You mention that iops is key. This pretty much means raid 10 is the way to go. On larger raid 10s and at a read/write ratio of 70/30, you typically will see a pretty major jump in the iops capability compared to a same sized raid 5 or 6.
Example:
8-drive raid 5 with 15k rpm 2.5" drives and 70/30 ratio yields about 833 iops
8-drive raid 10 with 15k rpm 2.5" drives and 70/30 ratio yields about 1217 iops
The larger the raid set the bigger the difference between the 2 becomes.
As for swap space; it may be cheaper to buy enough (more) memory and by doing so limit swap necessity. This would allow you to pick up 2 146GB drives for a raid 1 for the OS (rpm is less relevant for the physical server's boot drive). This gives you 10 bays for VM storage. SSD would be nice, but a decent (enterprise class and preferably Dell to prevent permanent error messages) SSD is pretty expensive.
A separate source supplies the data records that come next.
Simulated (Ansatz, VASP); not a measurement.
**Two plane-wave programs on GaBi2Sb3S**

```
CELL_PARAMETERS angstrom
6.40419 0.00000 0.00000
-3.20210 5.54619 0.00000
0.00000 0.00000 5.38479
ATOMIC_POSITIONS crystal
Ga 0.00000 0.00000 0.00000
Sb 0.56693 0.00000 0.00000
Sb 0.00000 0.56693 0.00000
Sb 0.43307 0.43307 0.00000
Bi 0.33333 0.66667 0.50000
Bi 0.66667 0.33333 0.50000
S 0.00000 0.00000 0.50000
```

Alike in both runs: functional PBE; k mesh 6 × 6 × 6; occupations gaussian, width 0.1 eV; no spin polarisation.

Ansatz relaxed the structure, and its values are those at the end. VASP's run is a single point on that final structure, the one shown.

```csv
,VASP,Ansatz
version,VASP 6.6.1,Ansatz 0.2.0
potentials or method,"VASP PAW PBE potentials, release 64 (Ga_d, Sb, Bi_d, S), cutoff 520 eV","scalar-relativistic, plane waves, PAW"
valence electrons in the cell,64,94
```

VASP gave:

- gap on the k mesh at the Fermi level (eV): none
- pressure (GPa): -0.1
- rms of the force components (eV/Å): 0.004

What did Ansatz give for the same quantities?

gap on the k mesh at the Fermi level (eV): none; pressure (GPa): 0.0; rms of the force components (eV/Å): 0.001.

I have to agree with you and DevMgr. The fastest IOPS, with redundancy, would be the Raid 1 or 10. In regards to the OS, I would suggest just a 2 drive raid 1. I agree with isolating the OS on its own array, as it helps safeguard you from data loss in the case of an OS failure as well.
Raid 1 for the OS, it is not the choice for decent IOPs, raid 10 is.....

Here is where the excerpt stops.